Today, Senators Mike Lee and Joni Ernst are introducing the Child Rearing and Development Leave Empowerment (CRADLE) Act, which will enable new parents to access their Social Security benefits to help them take time off from work following the birth or adoption of a child (this “Social Security Earned Leave” concept was first introduced in this IWF paper, written by Kristin Shapiro, and similar to legislation proposed by Senator Marco Rubio last year)

Conservatives have long opposed the idea of government involvement in the provision of paid-leave benefits, recognizing its tremendous downsides, but the approach taken by Lee and Ernst avoids those downsides: It simply reforms an existing entitlement program so that people have greater flexibility and control over when they can access benefits. It does not require new tax revenue. It does not affect the benefits or obligations of anyone other than those who opt to take parental leave benefits — so it’s fair to everyone who doesn’t have children and doesn’t need or want this kind of leave. It will not meaningfully discourage employers from offering paid-leave benefits on their own. It does not increase government’s overall obligations.

And it has tremendous upsides: It would help new parents who face financial pressure when having a baby, giving them more time to recover and bond, which is associated with better health for baby, mom, and the family. It will make it less likely that people turn to government assistance, thereby decreasing pressure on other safety net programs and saving taxpayers money. Women are more likely to stay in the labor force, increasing their earnings and family incomes.

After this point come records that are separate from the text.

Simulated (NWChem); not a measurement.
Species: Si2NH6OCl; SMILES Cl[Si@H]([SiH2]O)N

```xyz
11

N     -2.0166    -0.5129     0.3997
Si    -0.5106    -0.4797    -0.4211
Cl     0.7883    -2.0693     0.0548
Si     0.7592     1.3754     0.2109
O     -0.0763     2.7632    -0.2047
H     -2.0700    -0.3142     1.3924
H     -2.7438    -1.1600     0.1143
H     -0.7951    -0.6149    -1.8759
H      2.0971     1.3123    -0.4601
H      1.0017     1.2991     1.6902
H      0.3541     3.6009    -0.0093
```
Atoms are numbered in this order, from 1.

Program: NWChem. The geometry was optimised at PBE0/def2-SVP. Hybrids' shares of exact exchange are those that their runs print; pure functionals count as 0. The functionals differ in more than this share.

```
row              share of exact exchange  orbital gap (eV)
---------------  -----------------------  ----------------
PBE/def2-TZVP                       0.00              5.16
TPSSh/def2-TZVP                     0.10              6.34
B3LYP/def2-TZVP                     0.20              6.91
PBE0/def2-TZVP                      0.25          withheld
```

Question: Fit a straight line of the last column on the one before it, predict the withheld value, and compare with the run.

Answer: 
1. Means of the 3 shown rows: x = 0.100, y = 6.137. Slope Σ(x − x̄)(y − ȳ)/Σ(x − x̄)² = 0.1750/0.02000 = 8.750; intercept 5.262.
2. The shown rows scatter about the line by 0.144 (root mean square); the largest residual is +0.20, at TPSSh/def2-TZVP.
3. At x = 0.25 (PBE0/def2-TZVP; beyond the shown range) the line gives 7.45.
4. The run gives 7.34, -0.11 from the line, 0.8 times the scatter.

This is good politics, in addition to good policy. Americans overwhelmingly want workers to have access to paid time off following the adoption or birth of a baby. As IWF’s Hadley Manning wrote last week on NRO’s homepage, more states (such as Colorado) are working to pass paid-leave entitlement plans — which impose new taxes on all workers, will make workplaces drop their current paid-leave packages in favor of government plans, and discourage true flexibility. As more states go in this direction, it becomes more likely than businesses will support a federal solution to relieve them of a patchwork of state and local programs. Democrats, including the presidential candidates, will push for a sweeping and costly new paid-leave entitlement programs, and work with the complicit media to paint those who oppose paid leave as heartless and indifferent to the challenges of working families, particularly women.

The Lee-Ernst proposal shows that conservatives do care about struggling working moms and dads, and want to modernize the safety net. This isn’t a step away from the conservative principles of limited government and economic liberty, but a way to make good on those ideals by making government better, rather than bigger.